The contamination has reached the intakes for the Boothville water plant in Plaquemines Parish, increasing the amount of sodium and chloride in the water coming from taps in some local homes and businesses, according to the nola.com website.

Households are each eligible to pick up two cases of bottled water daily at local fire stations from the parish and the Governor's Office of Homeland Security and Emergency Preparedness, the site said Saturday.

People at risk of health problems from drinking tap water were reportedly warned to check with their healthcare providers late last month.

As many as 19 pallets of water bottles are available each day and the parish is seeking to have water tankers, or "buffaloes," set up at the sites, nola.com said.

The company that supplies the parish's water, Inframark, is looking for a reverse osmosis filtering unit to remove the salt, parish spokesperson Shannta Carter said.

The Mississippi River and New Orleans skyline are seen in an aerial view.
The Mississippi River and New Orleans skyline are seen in an aerial view.Getty Images

Efforts are also underway to repair a water treatment plant in Port Sulfur that was damaged by Hurricane Ida.

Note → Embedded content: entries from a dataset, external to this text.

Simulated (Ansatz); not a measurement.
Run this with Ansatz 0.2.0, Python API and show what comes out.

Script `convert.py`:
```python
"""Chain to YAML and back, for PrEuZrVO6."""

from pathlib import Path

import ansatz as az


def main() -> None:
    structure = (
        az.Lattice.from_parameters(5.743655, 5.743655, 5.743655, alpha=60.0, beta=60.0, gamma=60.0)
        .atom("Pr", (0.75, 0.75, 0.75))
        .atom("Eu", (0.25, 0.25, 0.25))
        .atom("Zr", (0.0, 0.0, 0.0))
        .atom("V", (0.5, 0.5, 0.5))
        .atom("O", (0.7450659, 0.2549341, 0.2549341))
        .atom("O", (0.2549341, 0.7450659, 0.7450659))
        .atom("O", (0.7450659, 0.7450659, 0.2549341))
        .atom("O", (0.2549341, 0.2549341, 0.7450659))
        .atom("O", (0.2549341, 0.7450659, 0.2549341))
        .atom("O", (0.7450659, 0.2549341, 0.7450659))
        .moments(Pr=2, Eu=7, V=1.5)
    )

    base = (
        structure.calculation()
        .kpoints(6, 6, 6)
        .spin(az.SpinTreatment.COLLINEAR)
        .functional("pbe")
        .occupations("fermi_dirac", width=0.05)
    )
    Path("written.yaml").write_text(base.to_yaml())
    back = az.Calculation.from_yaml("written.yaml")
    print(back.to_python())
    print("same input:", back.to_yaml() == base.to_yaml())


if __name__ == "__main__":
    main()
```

"If the repairs at the Port Sulphur location can be completed without interference from the intrusion, the treatment plant would be able to produce enough water to serve the entire southern part of the parish," Carter told nola.com.

The Mississippi River's level is expected to continue dropping at least through the end of the month due to a shortage of rain in the Mississippi, Missouri and Ohio valleys during the past five to six weeks, National Weather Service hydrologist Jeffrey Graschel said.

"The lack of rainfall is attributable to more of a stagnant weather pattern which has steered rainfall more over the Rockies and southeast U.S.," he told nola.com.

Graschel, who works at the Lower Mississippi River Forecast Center, said there were "indications over the next couple of weeks that better chances of rainfall will occur over the Midwest."

"It is too soon to know exactly how this will impact the river since soil moisture conditions are very dry, but any rainfall will be beneficial," he said.

This is the second year in a row that public water supplies have been threatened by saltwater in the Mississippi River, nola.com said.

The Army Corps of Engineers is reportedly considering installing an underwater earthen dam just north of Myrtle Grove to block the northward flow of saltwater, which is heavier than fresh water.

A barrier was installed there last year but it eroded during the fall and winter when large amounts of fresh water flowed into the river.